Michael Collins's membership of the Irish Republican Brotherhood made him "two faced" and unable to delegate power or responsibility in a democratic manner, a historian has claimed. Mr Nollaig O Gadhra, speaking at the Daonscoil na Mumhan in Co Waterford yesterday, said that when Collins came back to Ireland to consult colleagues about the Treaty negotiations in London "his prime concern was not Dev or the Sinn Fein cabinet or the Dail, but his IRB friends down in the docks". However, to say Collins was "an anti-democrat conspirator" would be going too far, he said.

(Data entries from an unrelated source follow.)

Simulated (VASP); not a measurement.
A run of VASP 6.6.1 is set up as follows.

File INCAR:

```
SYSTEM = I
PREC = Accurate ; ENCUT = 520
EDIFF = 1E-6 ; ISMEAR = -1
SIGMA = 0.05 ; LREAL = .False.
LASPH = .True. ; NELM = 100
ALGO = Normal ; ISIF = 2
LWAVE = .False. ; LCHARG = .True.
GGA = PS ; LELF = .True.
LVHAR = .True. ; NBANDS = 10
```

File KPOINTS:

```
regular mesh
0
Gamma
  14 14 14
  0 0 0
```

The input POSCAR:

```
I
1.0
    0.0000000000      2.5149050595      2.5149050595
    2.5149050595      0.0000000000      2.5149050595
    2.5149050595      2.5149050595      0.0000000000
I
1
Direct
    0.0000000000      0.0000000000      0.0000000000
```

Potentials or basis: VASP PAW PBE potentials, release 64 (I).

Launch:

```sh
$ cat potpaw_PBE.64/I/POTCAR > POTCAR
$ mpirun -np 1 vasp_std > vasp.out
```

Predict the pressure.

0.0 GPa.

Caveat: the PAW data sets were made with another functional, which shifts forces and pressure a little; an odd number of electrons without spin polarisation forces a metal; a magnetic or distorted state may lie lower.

Mr O Gadhra, a lecturer at Galway Regional Technical College, said Neil Jordan's film about Collins was "essentially a fine action film in the best Hollywood tradition". He said the "one-way street of media hype" surrounding Jordan's film had been more damaging to the cause of historical truth than the inaccuracies of the film itself. Section 31 and political correctness had created a "truth deficit" in the media's representation of 20th century Irish history, he claimed, and anyone who attempted to correct this or to explain the complexity of particular issues was regarded by the media as a crank or as being motivated by his own political agenda.
Mr O Gadhra said that RTE and the Irish media in general had devoted more time and space to the celebration of the 50th anniversary of British withdrawal from India than it had to the 75th anniversary of the death of the founder of Sinn Fein, Arthur Griffith. Mr O Gadhra described Griffith as "in many respects an Irish Gandhi". The 75th anniversary of the end of the Civil War next April should be a time for "national stocktaking", he concluded.